1: what is the difference between lenses and filters

2: what lenses and or filters can I use with this camera either with the current accessories or by themselves.

I believe the clear one is a UV filter. For the darker one, check to see if you can rotate the front end of the ring. If it rotates, it is a polarizer (or polarizing filter). Frankly, the UV filter only serves a protection of your lens most of the time. The polarizer can help reduce reflection making the colors more saturated.

If the darker lens does not rotate, it is perhaps a neutral-density (or ND) filter.
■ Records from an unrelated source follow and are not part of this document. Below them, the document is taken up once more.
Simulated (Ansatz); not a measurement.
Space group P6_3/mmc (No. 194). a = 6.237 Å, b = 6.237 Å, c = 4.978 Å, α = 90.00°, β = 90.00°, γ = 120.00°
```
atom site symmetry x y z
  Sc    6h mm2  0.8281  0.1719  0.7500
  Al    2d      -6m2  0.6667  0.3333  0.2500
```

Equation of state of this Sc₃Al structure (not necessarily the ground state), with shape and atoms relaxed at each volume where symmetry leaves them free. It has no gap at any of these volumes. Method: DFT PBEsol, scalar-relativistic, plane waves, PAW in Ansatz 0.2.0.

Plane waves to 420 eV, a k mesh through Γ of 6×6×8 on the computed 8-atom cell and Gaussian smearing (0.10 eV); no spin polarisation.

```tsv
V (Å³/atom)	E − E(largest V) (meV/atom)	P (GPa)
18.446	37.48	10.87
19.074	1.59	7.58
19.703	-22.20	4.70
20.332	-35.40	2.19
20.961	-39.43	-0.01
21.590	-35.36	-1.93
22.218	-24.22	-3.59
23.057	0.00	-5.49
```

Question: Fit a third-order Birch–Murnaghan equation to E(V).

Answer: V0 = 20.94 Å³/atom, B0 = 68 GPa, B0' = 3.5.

A filter modify the color characteristics of the incoming light (i.e., filtration). Thus, there are color compensation filters, color correction filters (e.g., similar to white balance), special effect filters (e.g., 4- or 6- point stars), polarizers and so on. They change the color characteristics; but do not change the basic optical properties (e.g., focal length etc). A lens does change the optical properties. For example, a wide (resp., telephoto) converter reduces (resp., increases) the focal length of the on-camera lens, and a close-up lens allows us to move the camera much closer to the subject for higher magnification.

I do not have this camera. In theory, you can use virtually ALL filters and some lenses, as long as you get one with correct thread size. Here, "some" means wide angle and telephoto converters. Usually, to get the best result with vignetting, you'd better use matching converters.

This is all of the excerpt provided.